I can't share my actual data, but this code will create a few outcomes that are sort of similar and include an illustration of smci's answer below as well:
set.seed(151) #Lock in a fixed random structure to these data.
Y.data = sort(round(rnorm(100, 75, 10))) #Some random Y data that are basically the same form as mine.
X.data1 = as.ordered(rep(c(1,2,3,4), each=25)) #Some random X data that are similar in form to mine.
summary(lm(Y.data~X.data1)) #This is what I had been doing, albeit using lmer() instead of lm(). It looks to have been creating the polynomial terms automatically.
summary(lm(Y.data~poly(X.data1, 3))) #Returns an error because X.data1 is not numeric
summary(lm(Y.data~poly(as.numeric(X.data1), 3))) #Now returns a call very similar to the first one, but this time I am in control of which polynomial terms are included.
summary(lm(Y.data~poly(as.numeric(X.data1), 2))) #The cubic term is suppressed now, as desired.
As a follow-up, is there a way using poly() to get only a certain mixture of polynomial terms? Say, the cubic and fourth power ones only? I have no idea why one would want to do that, but it seems like something worth knowing...
UPDATE: after you posted your code:
As I guessed you're building a model using polynomials of ordinal variables:
fit <- lm(y ~ poly(STANDING,3) + FIRST.CLASS + poly(CAREER,2) + GENDER +
poly(HS.COURSES,3) + poly(CHILD.SETTING,2) + poly(ES.EXTRA,3) ...)
If you want to prevent cubic terms, use poly(..., 2)

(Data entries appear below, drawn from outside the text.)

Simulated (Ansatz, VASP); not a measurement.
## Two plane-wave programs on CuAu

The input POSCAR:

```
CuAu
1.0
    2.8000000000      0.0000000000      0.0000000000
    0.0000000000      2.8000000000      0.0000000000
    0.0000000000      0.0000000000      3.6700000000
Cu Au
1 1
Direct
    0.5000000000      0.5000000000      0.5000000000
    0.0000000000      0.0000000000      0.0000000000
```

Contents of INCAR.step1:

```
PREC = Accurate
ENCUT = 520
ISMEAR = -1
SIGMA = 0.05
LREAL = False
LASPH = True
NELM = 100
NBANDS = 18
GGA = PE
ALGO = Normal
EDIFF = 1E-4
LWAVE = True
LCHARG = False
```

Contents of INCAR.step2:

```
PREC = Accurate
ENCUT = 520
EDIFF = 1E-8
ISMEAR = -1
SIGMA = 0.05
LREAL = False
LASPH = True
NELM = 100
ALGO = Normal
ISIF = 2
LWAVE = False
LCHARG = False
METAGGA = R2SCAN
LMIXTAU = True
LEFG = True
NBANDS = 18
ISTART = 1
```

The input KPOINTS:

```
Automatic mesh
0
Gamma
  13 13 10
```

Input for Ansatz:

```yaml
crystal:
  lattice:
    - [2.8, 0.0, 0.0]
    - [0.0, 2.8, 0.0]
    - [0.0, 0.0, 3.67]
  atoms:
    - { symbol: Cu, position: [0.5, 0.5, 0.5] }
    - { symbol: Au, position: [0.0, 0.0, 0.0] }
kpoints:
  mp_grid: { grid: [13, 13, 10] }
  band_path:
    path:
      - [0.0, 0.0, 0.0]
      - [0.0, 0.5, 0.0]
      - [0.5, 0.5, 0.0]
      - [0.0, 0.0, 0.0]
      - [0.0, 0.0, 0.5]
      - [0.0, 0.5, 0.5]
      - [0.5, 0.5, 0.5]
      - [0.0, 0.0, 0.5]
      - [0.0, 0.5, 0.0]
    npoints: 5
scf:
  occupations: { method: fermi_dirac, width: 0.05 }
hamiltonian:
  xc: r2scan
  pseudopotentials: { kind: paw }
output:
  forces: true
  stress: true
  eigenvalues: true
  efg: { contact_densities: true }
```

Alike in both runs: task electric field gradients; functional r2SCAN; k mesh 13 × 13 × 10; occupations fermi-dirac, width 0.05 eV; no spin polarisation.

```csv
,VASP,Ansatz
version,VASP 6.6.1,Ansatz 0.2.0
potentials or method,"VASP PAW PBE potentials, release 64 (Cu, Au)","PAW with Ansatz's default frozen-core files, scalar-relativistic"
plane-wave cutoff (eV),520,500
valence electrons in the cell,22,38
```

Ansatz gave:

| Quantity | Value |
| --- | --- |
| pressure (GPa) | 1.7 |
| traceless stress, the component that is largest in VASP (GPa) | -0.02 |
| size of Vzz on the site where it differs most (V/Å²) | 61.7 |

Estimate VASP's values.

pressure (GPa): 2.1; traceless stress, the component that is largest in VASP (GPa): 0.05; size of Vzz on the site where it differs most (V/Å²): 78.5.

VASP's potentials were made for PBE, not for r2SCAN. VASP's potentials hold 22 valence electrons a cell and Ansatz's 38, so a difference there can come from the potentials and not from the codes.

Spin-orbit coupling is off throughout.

If you really want to only have cubic and quartic terms, no quadratic or linear, a hack is to use I(STANDING^3) + I(STANDING^4), although those will be raw polynomials (not orthogonal, centered and scaled like poly() does). I have never seen a need for this, sounds like a very strange request.
See related:
How to model polynomial regression in R?
UCLA: "R library Contrast coding systems for categorical variables"
FOOTNOTE: lmer() is for Fixed-Effects Models, if you don't know what that is, don't use it, use plain lm().
I have a series of data, these are obtained through a molecular dynamics simulation, and therefore are sequential in time and correlated to some extent. I can calculate the mean as the average of the data, I want to estimate the the error associated to mean calculated in this way.
According to this book I need to calculate the "statistical inefficiency", or roughly the correlation time for the data in the series. For this I have to divide the series in blocks of varying length and, for each block length (t_b), the variance of the block averages (v_b). Then, if the variance of the whole series is v_a (that is, v_b when t_b=1), I have to obtain the limit, as t_b tends to infinity, of (t_b*v_b/v_a), and that is the inefficiency s.
Then the error in the mean is sqrt(v_a*s/N), where N is the total number of points. So, this means that only one every s points is uncorrelated.
I assume this can be done with R, and maybe there's some package that does it already, but I'm new to R. Can anyone tell me how to do it? I have already found out how to read the data series and calculate the mean and variance.
A data sample, as requested:
# t(ps) dH/dl(kJ/mol)
0.0000 582.228
0.0100 564.735
0.0200 569.055
0.0300 549.917
0.0400 546.697
0.0500 548.909
0.0600 567.297
0.0700 638.917
0.0800 707.283
0.0900 703.356
0.1000 685.474
0.1100 678.07
0.1200 687.718
0.1300 656.729
0.1400 628.763
0.1500 660.771
0.1600 663.446
0.1700 637.967
0.1800 615.503
0.1900 605.887
0.2000 618.627
0.2100 587.309
0.2200 458.355
0.2300 459.002
0.2400 577.784
0.2500 545.657
0.2600 478.857
0.2700 533.303
0.2800 576.064
0.2900 558.402
0.3000 548.072
... and this goes on until 500 ps. Of course, the data I need to analyze is the second column.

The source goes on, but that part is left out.